In November, I joined our local Hunting Retriever Club in order to hopefully gain some training partners/access to land and obviously learn from experienced people. Every year in January they hold an indoor obedience class at the kennel club (which I'm also a member of and train at regularly). The class started this last Saturday.

As I'm sure all of you are aware each group of dog owners has a different style. I find it really interesting to see the different approaches to training in pet owners, kennel club members (conformation, obedience, agility), and field people. Pet owners usually just want to train their dog to have some manners, and aren't the best at reading appropriate dog behavior. The people I train with at the kennel club usually have a good understanding of how dogs learn and are generally pretty experienced and are split between positive and balanced trainers. Now the field people I trained with on Saturday are a whole other group and included several subgroups.

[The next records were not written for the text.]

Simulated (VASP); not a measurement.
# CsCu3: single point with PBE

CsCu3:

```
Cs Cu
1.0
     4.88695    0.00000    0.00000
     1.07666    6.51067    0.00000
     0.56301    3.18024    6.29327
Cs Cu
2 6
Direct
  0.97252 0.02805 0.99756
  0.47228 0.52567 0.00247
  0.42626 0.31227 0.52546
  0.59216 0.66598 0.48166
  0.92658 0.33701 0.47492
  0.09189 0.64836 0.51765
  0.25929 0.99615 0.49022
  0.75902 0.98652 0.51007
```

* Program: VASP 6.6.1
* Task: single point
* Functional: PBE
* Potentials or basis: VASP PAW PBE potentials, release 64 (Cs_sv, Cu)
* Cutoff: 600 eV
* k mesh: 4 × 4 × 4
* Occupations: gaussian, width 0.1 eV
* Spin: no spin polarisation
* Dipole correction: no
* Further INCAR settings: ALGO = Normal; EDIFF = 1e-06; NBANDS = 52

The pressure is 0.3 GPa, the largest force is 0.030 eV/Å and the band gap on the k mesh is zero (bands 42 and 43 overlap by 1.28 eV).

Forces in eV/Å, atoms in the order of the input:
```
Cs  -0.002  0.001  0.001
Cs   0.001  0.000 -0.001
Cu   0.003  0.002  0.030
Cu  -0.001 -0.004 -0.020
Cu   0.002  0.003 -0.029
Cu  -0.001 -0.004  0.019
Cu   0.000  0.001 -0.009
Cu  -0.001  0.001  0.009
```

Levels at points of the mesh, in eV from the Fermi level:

From my observations, there were several very experienced trainers (one I've taken a class from before, he has several GRHRCH labs). They have high expectations but they know what their dogs are capable of. They didn't use treats but did offer plenty of praise. At one point he was wrestling with his dog on the ground, just playing with his 5 month old puppy. These are the people I'm there to learn from.

There were several people that think they are experienced trainers but really don't seem to understand the basics of learning theory. These were the people that that didn't offer treats and barely said "good dog" once throughout the class. They expect the dog to obey or the dog gets nicked or whacked with their heeling stick. My perception is that they view their dog as a tool only. One guy really made me mad, he had a gorgeous 5 month old black lab that was behaving like a normal puppy. This guy totally lost his patience with the dog and was expecting perfection. He got super rough with the puppy at one point, took all my willpower not to say something. This is the group that gives field training a bad name.

And lastly, there are those that are pretty new and just want to train their hunting dog. These are the "pet parents" of field work, I don't mean that in a negative fashion at all either!

I found it very interesting that probably only a quarter of us brought treats to an obedience class. Is that frowned upon or something? I get not using treats out in the field, the bumper or duck is the reward in that situation. But why wouldn't you use treats in obedience training? It really seemed like the dogs were not being set up to succeed. Especially since its a super high distraction environment that the dogs likely aren't used to? Also, there were lots of people using prong collars with horrible placement. How do people that know how to correctly fit an e-collar not know how to properly fit a prong? It really baffled me, some of the puppies had them on and they were worn as loose as a necklace!

I'd love to hear others thoughts on the different people/styles you observe in field training, are you observations consistent with mine or different?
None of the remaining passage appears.